FORT KNOX, Ky. — Fort Knox officials are planning a series of efforts to get the community talking about Suicide Prevention Month this year.
This year’s theme, “Connect to Protect, Support is Within Reach,” is aimed at doing just that.
On Sept. 22 at 8 a.m., Fort Knox leaders are calling upon the community to walk, jog, or run from 1 to 22 laps around Brooks Parade Field. Each lap is roughly equivalent to one mile. Soldiers, Family members and DA civilians are welcome to join individually or as a relay team.
Tied to Suicide Prevention Month is the “Let’s Get Moving for Life” Walk/Jog/Run initiative, which is designed to encourage the community to be active together.
Shirley Johnson, Fort Knox Army Substance Abuse Program and Suicide Prevention Program Coordinator/Risk Reduction Program Coordinator said he has established a plan for each week, addition to the Sept. 22 engagement, to help the community complete the 22-mile mark by the end of the month.
For each week, participants are given the options to take the full week to complete the mileage goals, or to meet up on Sept. 2, 16, 23, and 30 to complete the goal with other participants. Warm up starts at 0800 at the Brady Loop Trailhead parking lot, located on the corner of Wilson RD and 9th Cav Regiment Ave.
“'Let’s Get Moving for Life' also gets after the senior commander’s priorities derived from the Strengths and Themes Assessment. The priorities for 2023 are overweight, work/life imbalance, and stress,” Johnson stated.
The Army has established the Five Dimensions of Personal Readiness: emotional, physical, spiritual, family, and social. To get units actively involved, every unit has been assigned the task of planning and completing events that target three of the five during September.
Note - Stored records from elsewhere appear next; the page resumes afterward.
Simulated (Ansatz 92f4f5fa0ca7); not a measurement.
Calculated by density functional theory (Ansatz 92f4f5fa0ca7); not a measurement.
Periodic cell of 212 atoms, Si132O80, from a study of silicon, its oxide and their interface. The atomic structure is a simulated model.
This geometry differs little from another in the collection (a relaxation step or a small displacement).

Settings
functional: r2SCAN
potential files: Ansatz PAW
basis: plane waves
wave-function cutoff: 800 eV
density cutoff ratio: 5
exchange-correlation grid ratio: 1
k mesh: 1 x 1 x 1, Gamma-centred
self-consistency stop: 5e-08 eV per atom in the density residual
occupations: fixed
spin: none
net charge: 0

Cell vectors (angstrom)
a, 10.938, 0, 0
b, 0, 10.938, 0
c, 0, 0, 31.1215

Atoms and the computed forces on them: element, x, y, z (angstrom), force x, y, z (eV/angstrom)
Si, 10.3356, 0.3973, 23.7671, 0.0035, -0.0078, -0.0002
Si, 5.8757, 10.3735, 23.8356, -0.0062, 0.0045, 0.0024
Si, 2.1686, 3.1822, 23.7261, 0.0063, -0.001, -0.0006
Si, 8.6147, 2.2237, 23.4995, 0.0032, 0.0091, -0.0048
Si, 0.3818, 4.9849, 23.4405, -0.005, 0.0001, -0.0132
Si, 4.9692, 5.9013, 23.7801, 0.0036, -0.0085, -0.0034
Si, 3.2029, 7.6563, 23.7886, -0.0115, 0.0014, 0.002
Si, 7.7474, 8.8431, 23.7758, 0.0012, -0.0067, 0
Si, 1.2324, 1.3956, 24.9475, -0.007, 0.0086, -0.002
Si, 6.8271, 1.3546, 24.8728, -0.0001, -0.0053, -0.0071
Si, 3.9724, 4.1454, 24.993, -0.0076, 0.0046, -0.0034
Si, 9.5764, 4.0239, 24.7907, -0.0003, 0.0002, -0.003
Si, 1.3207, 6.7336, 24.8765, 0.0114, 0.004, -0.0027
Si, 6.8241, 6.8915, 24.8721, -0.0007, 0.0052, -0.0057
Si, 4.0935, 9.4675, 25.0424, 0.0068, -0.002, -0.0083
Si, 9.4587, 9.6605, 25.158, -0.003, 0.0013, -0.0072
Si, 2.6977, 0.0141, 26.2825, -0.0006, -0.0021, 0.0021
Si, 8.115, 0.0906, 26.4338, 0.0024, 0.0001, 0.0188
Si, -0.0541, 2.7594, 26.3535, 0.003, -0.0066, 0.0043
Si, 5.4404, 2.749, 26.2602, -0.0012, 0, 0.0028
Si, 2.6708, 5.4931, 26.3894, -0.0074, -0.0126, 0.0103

“For example, Human Resources Command is planning a spiritual luncheon on 28 September to help strengthen spirituality throughout the command,” said Johnson.
Johnson explained that with Fort Knox’s diverse mission set, it is more effective for units to take charge of planning their own event in addition to participating in and promoting other suicide prevention events on the installation.
All units having been given flyers for each event are encouraged to share across the unit, he said.
Another act of support promoted throughout the month is the wearing of turquoise or purple every Monday, which are considered the colors of suicide prevention.
“Awareness does not change behavior; awareness alerts us to look out for our family, our coworkers and ourselves”, Johnson said. “The goal is to discover and target primary adversities and stressors because they are likely to lead to unhealthy behaviors.”
Editor’s Note: If you or someone you know is in a crisis, dial or text 988 to receive 24/7 free and confidential support from the National Suicide Prevention Lifeline.